It’s a rare embarrassment of riches that reaches as far as the ozone layer.

China has just that in the form of its massive arsenal of foreign currency. Todd Stern, US lead climate negotiator, made the connection when asked in Copenhagen if rich nations owe pollution-related reparations to poorer ones such as China.

China has $2 trillion (Rs93.4 trillion) in reserves, Stern said last week. We don’t think China would be the first candidate for public funding.

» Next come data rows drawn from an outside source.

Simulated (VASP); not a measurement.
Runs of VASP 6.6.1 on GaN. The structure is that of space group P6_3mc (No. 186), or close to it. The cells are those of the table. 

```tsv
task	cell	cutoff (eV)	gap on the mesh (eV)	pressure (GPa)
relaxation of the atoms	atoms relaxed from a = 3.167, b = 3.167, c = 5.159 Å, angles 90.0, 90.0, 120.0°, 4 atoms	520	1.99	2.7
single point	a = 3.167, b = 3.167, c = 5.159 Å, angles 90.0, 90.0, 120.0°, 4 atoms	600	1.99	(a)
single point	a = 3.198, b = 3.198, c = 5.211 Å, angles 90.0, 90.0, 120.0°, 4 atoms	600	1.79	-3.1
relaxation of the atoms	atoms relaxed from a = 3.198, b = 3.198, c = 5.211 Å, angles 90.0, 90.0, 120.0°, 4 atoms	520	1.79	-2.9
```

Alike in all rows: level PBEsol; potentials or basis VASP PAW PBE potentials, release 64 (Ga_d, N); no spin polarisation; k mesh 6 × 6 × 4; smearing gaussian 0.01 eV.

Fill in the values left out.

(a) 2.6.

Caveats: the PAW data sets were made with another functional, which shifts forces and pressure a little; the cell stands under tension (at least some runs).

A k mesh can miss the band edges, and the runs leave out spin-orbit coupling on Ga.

The reparations issue is a non-starter at a time when the US, Japan and Europe are spending untold trillions to stabilize growth. Yet another embarrassing figure is worth considering: $16.7 billion. That’s how much Goldman Sachs Group Inc. allocated in bonuses this year, earning itself derision. It far exceeds the $10 billion in aid the US and several developed nations suggest for financing emissions-reducing projects in poor countries.

No wonder China is baulking at the US’ climate-change ante. Governments spent more than $750 billion to bail out financial companies since the credit crisis began. Here we are talking about saving the earth and leaders come up with a tenth of the amount proposed by financiers such as George Soros.

Speaking up:Protesters march through central London on 5 December to highlight public concern ahead of the UN climate summit in Copenhagen. Leon Neal / AFP

It’s time for rich nations to act by example and commit to reducing greenhouse gas emissions. Not talk, but genuine steps to right the environmental wrongs of the past. Only then will Asia get more serious about doing its share, and that’s really what the global economy needs.

It’s a cart-and-horse issue. China is now the world’s biggest producer of greenhouse gases and its inclusion—along with India—is needed to give any climate change treaty teeth. Yet countries like the US need to get serious before officials in Beijing will do the same.

The excesses of the West’s industrial revolutions are the reason temperatures and sea levels are rising and the frequency of deadly storms is increasing. Europeans polluted plenty in the 19th century and the US returned the favour in the 20th. In a perfect world, now should be China’s and India’s turn to do the same as their economies boom.

Thing is, our planet can’t handle 3 billion or so developing Asians polluting the way the West did. Just think how hard it’s going to be to breathe when more than 1 billion Chinese and Indians own cars.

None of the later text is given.